RE: Smart HTTP push permissions failure

2016-08-25 Thread David McGough
Thank you for your reply Jeff.  I have moved on to installing GitLab.  It has 
been a success so far.

Thanks,
Dave

-Original Message-
From: Jeff King [mailto:p...@peff.net] 
Sent: Wednesday, August 24, 2016 1:00 PM
To: David McGough <dmcgo...@opentext.com>
Cc: git@vger.kernel.org
Subject: Re: Smart HTTP push permissions failure

On Tue, Aug 23, 2016 at 03:45:33PM +, David McGough wrote:

> When I try to push to the server I get this message:
> remote: error: insufficient permission for adding an object to 
> repository database ./objects
> remote: fatal: failed to write object
> [...]
> So I am pretty confused about what the issue.  Which OS user is git 
> using to write the files?  I hope somebody can help me understand why 
> the project cannot be pushed to the git server.

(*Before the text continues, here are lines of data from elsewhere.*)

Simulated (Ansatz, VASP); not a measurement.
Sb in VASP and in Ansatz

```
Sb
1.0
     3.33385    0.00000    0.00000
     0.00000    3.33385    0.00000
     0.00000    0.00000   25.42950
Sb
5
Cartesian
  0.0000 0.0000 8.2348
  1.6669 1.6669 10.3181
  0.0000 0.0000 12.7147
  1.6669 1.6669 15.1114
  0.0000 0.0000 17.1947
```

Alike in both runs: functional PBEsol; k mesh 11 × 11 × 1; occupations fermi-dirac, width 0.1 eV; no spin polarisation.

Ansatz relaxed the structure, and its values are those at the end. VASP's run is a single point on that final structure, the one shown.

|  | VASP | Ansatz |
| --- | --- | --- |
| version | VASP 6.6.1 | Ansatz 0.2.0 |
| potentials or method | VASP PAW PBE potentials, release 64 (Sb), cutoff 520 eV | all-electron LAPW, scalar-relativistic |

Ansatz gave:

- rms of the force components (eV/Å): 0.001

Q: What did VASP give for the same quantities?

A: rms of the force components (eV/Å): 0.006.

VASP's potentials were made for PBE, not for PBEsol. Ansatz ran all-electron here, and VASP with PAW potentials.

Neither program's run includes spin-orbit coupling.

For a smart-http push, it will be whatever user the web server execs the CGI 
as. So I'd think "apache" would be the default, but it's possible that it runs 
CGIs as a different user, depending on your config.

One possibility may be to add a simple shell script CGI that does something 
like:

  #!/bin/sh
  echo "Content-type: text/plain"
  echo
  id

just to see what's happening.

Based on the data you showed, here are some wild possibilities I can think of:

  - the CGI runs as "apache", but your files are owned by "git".
"apache" is in the "staff" group, and the directories all have write
permission for that group. But are we sure that apache does not shed
any group permissions when running a CGI? The "id" script above
should hopefully show that.

  - You mentioned CentOS. It has been a while since I dealt with RHEL
and its derivatives, but I think selinux is turned on by default
there. Is it possible that the webserver runs in an selinux profile
that does not allow writing to the repository directory?

I don't recall the specifics of debugging selinux problems, but
there may be logs there.

Sorry those are just stabs in the dark, but I don't see anything else obviously 
wrong with what you've posted.

-Peff


Re: Smart HTTP push permissions failure

2016-08-24 Thread Jeff King
On Tue, Aug 23, 2016 at 03:45:33PM +, David McGough wrote:

> When I try to push to the server I get this message:
> remote: error: insufficient permission for adding an object to repository 
> database ./objects
> remote: fatal: failed to write object
> [...]
> So I am pretty confused about what the issue.  Which OS user is git
> using to write the files?  I hope somebody can help me understand why
> the project cannot be pushed to the git server.

For a smart-http push, it will be whatever user the web server execs the
CGI as. So I'd think "apache" would be the default, but it's possible
that it runs CGIs as a different user, depending on your config.

One possibility may be to add a simple shell script CGI that does
something like:

  #!/bin/sh
  echo "Content-type: text/plain"
  echo
  id

just to see what's happening.

Based on the data you showed, here are some wild possibilities I can
think of:

  - the CGI runs as "apache", but your files are owned by "git".
"apache" is in the "staff" group, and the directories all have write
permission for that group. But are we sure that apache does not shed
any group permissions when running a CGI? The "id" script above
should hopefully show that.

  - You mentioned CentOS. It has been a while since I dealt with RHEL
and its derivatives, but I think selinux is turned on by default
there. Is it possible that the webserver runs in an selinux profile
that does not allow writing to the repository directory?

I don't recall the specifics of debugging selinux problems, but
there may be logs there.

Sorry those are just stabs in the dark, but I don't see anything else
obviously wrong with what you've posted.